It might be worth storing the result of (h + l)/2 : on top of making things potentially more efficient, it does makes things much easier to read/write.

def binary_search(self, array, target):
    def _binary_search(a, l, h, t):
        if l == h:
            return None
        mid = (h + l)/2
        if a[mid] == t:
            return mid
        elif a[mid] > t:
            return _binary_search(a, l, mid, t)
        elif a[mid] < t:
            return _binary_search(a, mid + 1, h, t)
        else:
            return None

    return _binary_search(array, 0, len(array) - 1, target)

Then, it becomes easier to see that the last branch cannot be reached.

def binary_search(self, array, target):
    def _binary_search(a, l, h, t):
        if l == h:
            return None
        mid = (h + l)/2
        if a[mid] == t:
            return mid
        elif a[mid] > t:
            return _binary_search(a, l, mid, t)
        else: 
            assert a[mid] < t
            return _binary_search(a, mid + 1, h, t)

    return _binary_search(array, 0, len(array) - 1, target)

Also, recursion is slow in Python but before falling for premature optimisations, let's check that things are working fine.

  1. assert binary_search2([], 1) is None fails : you should be doing if l>=h instead of if l==h.
  2. then assert binary_search2([1], 1) == 0 fails, let's replace l >=h by l > h.
  3. then assert binary_search2([2], 1) is None fails, let's replace _binary_search(a, l, mid, t) by _binary_search(a, l, mid - 1, t) to ensure the range becomes smaller and smaller.

Now, things seem to be working slighly better :

def binary_search(self, array, target):
    def _binary_search(a, l, h, t):
        if l > h:
            return None
        mid = (h + l)/2
        if a[mid] == t:
            return mid
        elif a[mid] > t:
            return _binary_search(a, l, mid -1 , t)
        else:
            assert a[mid] < t
            return _binary_search(a, mid + 1, h, t)
    return _binary_search(array, 0, len(array) - 1, target)
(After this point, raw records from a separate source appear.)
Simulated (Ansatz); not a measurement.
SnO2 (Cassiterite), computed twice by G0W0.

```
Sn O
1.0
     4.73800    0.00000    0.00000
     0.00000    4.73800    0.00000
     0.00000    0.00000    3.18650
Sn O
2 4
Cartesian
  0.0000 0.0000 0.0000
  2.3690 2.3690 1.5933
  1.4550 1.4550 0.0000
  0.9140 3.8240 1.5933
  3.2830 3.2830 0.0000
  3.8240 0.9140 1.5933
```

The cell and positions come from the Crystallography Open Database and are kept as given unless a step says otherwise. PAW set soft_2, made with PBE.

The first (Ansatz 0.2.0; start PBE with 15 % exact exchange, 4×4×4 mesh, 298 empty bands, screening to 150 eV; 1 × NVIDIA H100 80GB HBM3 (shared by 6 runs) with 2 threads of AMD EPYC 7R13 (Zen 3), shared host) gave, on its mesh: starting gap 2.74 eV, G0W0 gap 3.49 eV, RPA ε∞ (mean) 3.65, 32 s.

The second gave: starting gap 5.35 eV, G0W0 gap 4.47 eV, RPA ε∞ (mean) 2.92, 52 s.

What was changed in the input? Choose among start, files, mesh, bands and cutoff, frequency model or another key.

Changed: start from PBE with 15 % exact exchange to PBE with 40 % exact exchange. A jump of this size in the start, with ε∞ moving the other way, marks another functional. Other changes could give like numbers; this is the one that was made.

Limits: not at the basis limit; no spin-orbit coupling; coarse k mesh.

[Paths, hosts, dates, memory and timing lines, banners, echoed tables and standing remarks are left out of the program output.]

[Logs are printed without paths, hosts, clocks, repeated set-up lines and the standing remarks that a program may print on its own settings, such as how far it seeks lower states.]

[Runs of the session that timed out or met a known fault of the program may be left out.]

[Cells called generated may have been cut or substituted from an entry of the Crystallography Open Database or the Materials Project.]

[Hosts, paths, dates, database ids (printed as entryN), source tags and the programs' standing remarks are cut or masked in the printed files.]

Now, we can try to remove the recursion :

def binary_search(self, array, target):
    # if target is in the array, it must be in [low, high]
    low, high = 0, len(array) - 1
    while low <= high:
        mid = (high + low)/2
        if array[mid] == target:
            return mid
        elif array[mid] > target:
            high = mid - 1
        else:
            low = mid + 1
    return None

I haven't performed any benchmark but I reckon this function should be faster (and also, more robust).


Something else you could change to make your code better is stop writing classes. There is no need for a class here and by using one, you are just making things harder to understand/reuse for no reason.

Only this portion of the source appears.